As we mull the shooting of Donald Trump and its aftermath, let’s consider, “What if?” What if the Secret Service had shot Thomas Matthew Crooks as he crawled across the roof, before he opened fire on the once and possibly future president?
Crooks would have been a hero (and martyr) of the right wing. Headlines in right-leaning media would have screamed, “Young Trump Supporter Shot Dead by Feds Outside Rally.” It would have been the same play that the right ran after a woman named Ashli Babbitt was shot by a federal police officer as she and an outraged mob tried to force their way into a barricaded area during the Jan. 6, 2021, invasion of the Capitol.
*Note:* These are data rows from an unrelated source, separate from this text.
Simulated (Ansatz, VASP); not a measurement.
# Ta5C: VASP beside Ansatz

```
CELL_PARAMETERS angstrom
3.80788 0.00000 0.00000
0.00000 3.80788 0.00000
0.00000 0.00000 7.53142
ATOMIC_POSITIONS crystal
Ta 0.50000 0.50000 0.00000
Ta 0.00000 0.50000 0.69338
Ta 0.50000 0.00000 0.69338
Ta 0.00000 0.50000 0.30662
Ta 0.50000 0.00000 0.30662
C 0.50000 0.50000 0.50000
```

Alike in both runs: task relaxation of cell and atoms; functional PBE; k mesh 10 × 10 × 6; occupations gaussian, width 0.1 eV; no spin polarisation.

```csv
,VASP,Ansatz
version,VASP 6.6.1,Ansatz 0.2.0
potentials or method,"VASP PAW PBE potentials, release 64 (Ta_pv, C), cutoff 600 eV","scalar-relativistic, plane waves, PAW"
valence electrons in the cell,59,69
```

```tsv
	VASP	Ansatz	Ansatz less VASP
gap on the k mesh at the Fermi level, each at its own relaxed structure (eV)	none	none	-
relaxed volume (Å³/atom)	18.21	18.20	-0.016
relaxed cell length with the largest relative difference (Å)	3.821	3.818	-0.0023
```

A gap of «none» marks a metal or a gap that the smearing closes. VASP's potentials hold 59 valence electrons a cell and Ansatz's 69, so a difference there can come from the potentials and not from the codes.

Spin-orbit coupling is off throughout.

Trump called Babbitt “An innocent, wonderful, incredible woman, a military woman,” and called the officer who shot her “a disgrace.” Later, it was discovered Babbitt had a criminal record of violence for repeatedly ramming a car being driven by her rival in a love triangle. Crooks was about as politically ambiguous as a person could be. About all we know of his views at this point is that he donated $15 to a Democratic website 3 1/2 years ago when he was 17, and registered to vote Republican when he turned 18. Given Crooks’ threadbare political history, the entire world would have profiled him as a Trump supporter if he’d been shot by a counter-sniper before shooting at the former president.
First off, he dressed like a Trumper. His choice of attire for his attack was a T-shirt repping Demolition Ranch, a YouTube channel dedicated to blasting stuff with exotic weapons and setting off explosions for entertainment. Let’s just say its target audience is not coastal liberal elites. Second, Crooks was armed. It’s been a thing for a while now to parade around with assault weapons at political protests and outside political rallies, and Trump has been one of the politicians encouraging that.
Former White House aide Cassidy Hutchinson testified to Congress that Trump wanted the Secret Service to shut off metal detectors and let armed people into his Jan. 6 rally because “they’re not here to hurt me.” With all the fringy flakes packing heat in public these days, it’s grown increasingly difficult, and in some cases impossible, for law enforcement to tell who’s a real threat and who’s just doing heavily armed performance art. It didn’t use to be this way.
I got my first presidential press pass in 1984 and covered events by Ronald Reagan, Walter Mondale, Jesse Jackson and Gary Hart. In those days, possession of firearms anywhere near a campaign event was prima facie evidence you were up to no good, and you’d have spent the rest of your day, and maybe more, in the friendly confines of a local jail. The one thing I’m sure of with the Trump assassination attempt is that if the Secret Service had shot first, the same congressfolk who ran agency Director Kimberly Cheatle out of Washington for failing to protect Trump would be trying to run her out for her “trigger happy” agents shooting Crooks. I can see that hearing now:
Q: At the time your agents opened fire on this young man, he was outside your security perimeter, wasn’t he not? A: Yes, he was. Q: Is it your standard policy to shoot at people outside the designated perimeter?
A: Not ordinarily, but he was spotted crawling across a roof to a position overlooking the venue with a rifle. Q: Isn’t it possible he was simply crawling across that roof to get a better view of President Trump’s speech? And so on, and so on.
It’s worth noting here that while guns weren’t allowed inside the Republican National Convention the week after Trump was shot, they were allowed just outside the arena. If the members of Congress on the warpath against the Secret Service actually wanted to solve the problem, they’d pass a law saying that anyone bringing a gun within shooting distance of a political event can be disarmed and detained, at least for the duration of the event. But they don’t, so they won’t.